The Yankees are in dire need of a legitimate starting shortstop after Gleyber Torres showed that he was unable to hold down the position — especially from a defensive standpoint. Over 246 games played at the position, he posted a .950 fielding percentage with a defensive runs saved (DRS) mark of -25.
A slumping bat only cast his long-term fit with the franchise in further jeopardy as he slashed .256/.337/.366 (.703 OPS) with 12 home runs and 67 RBI over 169 games from 2020-2021. It’s a significant drop-off from his first two seasons as a pro in which he took the league by storm, posting an .849 OPS with season averages of 31 home runs and 84 RBI.
Correa would provide a significant and superstar-like upgrade on the left side of the Yankees’ infield. Since breaking into the league in 2015, the 27-year-old possesses an .837 OPS with 162-game averages of 29 home runs and 105 RBI. He’s also a much more competent fielder behind a career .981 fielding percentage at shortstop with a DRS of 67.

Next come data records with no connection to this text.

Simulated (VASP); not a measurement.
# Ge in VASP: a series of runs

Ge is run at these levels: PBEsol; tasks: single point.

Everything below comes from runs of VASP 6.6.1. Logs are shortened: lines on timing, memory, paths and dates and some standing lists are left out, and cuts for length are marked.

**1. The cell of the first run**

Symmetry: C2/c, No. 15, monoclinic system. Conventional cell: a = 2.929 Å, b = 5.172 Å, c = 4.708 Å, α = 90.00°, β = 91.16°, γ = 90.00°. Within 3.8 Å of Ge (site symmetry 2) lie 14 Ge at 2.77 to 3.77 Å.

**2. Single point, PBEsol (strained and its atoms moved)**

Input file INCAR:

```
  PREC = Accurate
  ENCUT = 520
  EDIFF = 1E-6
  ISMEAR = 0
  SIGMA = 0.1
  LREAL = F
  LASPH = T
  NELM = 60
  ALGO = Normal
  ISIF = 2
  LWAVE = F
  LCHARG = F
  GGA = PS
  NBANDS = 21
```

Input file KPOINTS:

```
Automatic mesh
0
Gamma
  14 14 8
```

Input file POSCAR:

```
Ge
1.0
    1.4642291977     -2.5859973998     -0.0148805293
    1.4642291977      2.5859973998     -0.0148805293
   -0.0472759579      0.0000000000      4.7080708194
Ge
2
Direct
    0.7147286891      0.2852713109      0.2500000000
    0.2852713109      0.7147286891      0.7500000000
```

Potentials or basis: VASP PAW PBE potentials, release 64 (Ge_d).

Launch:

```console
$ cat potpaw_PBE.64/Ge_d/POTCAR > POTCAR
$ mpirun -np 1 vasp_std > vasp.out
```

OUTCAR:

Such a resume, however, would call for a sizable contract that could trend toward $300 million in total. It remains to be seen if the Yankees would flash that kind of money when they already have the massive contracts of Giancarlo Stanton, who will be paid a total of $179 million through the 2026 season, and Gerrit Cole — now preparing for his third season of a nine-year, $324 million pact.
Owner Hal Steinbrenner has not expressed much of a willingness to fly past MLB’s competitive balance tax — whichever number that might be depending on lockout negotiations. At the moment Yankees have an estimated payroll of $214 million, per Fangraphs, and baseball’s CBT in 2022 could be anywhere from $230 million to $238 million.
That doesn’t leave much wiggle room for the Yankees to not only offer a huge deal to Correa, but also to potentially extend slugger and face of the franchise, Aaron Judge, who suggested that he would not negotiate a new contract after Opening Day. He’ll be a free agent at the end of the 2022 season.